WordPress.com is not as trivial as you might think http://en.wordpress.com/stats/

Certainly it's just a matter of scaling once you hit a certain level of volume, you just have to be able to bring more servers online into the grid.

Scaling from 10,000 users to 1 million is probably very hard.

Scaling from 1 million to 100 million, well you better have a pattern down that works with easy hardware replication (like google does).

4 comments

Understand that Google is continuously rewriting their infrastructure to handle increased scale. That's what they have 25k employees for.

Jeff Dean's rule of thumb is that you should build a growth factor of 10 into the design, but any more than that and you will probably have to re-architect anyway. So going from 10,000 to 1 million and 1 million to 100 million are probably roughly equivalent in difficulty.

How many of those 25k employees actually handle any of the infrastructure scaling?
A fairly large percentage of them, and many of the ones whose direct job responsibility isn't infrastructure (like me) frequently have to deal with the consequences of building for scale as they develop features.
The big difference between blog hosting and things like Twitter (or Reddit, or Digg, etc) is that blogs are independent, so adding servers scales you up linearly. When you are looking at X's blog, basically everything you see is coming from one server.

You will have to have something that deals with mapping URLs in the unified logical name space of your site to the individual servers that the particular blogs on--that's the part that you can't just throw machines at and get good results.

With the social sites, you can't isolate things easily, because what a given person sees at any time is drawn from an ever changing set of content from other users, with each viewer drawing from a different set.

Based on the stats on the site, I calculate that Wordpress.com is averaging about 10 writes and around 8800 reads per second.

edit: Correction, ~880 reads per second.

Looking at the posts per day detail I think it's more like 30 per second with bursts that probably go to twice that, while nighttime is idle depending on timezones.

But I agree it's a fraction of 7k/sec peak for twitter.

However, twitter does not have to parse html, has no plugins to execute or templates, and has a max string length of 140 characters which is trivial.

Each post/comment published on wp.com takes many, many more cpu cycles than twitter.

I agree that Wordpress requires far more CPU time (I run a network of Wordpress blogs).

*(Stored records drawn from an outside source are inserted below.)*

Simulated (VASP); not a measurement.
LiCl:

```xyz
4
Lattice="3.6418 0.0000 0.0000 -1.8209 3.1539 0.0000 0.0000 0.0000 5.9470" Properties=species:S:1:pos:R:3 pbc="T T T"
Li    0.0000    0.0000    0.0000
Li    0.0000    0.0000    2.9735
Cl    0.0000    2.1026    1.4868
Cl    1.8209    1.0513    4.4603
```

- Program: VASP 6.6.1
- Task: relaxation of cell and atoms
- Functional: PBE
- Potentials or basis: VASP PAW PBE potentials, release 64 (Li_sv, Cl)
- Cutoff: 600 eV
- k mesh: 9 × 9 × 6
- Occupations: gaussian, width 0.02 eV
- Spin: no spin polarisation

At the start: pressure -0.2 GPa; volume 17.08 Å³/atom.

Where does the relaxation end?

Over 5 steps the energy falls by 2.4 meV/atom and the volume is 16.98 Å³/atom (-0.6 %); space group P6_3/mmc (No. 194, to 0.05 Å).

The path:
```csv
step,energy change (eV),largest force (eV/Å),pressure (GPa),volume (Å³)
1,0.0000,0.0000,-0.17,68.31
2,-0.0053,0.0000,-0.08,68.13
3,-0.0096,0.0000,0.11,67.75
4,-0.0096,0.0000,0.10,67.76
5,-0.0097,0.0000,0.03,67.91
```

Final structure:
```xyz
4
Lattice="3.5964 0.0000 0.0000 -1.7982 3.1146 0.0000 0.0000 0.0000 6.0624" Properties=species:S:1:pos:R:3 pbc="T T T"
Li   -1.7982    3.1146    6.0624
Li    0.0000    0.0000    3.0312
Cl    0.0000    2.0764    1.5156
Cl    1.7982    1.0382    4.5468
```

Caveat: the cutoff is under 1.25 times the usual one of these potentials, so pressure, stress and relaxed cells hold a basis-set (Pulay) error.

My figures: 900,000 transactions (500,000 posts + 400,000 comments) / 86,400 seconds per day:

~= 10 transactions per second on average, though like twitter, activity probably has a power law distribution corresponding with US daylight hours.

Reads: 2.3 billion / month Suppose a 30-day month, that's 86,400*30 or 2,592,000 seconds per month.

2,300,000,000 / 2,592,000 ~= 887 pageviews per second.

I was incorrect by an order of magnitude, though the same uneven traffic patterns caveat applies.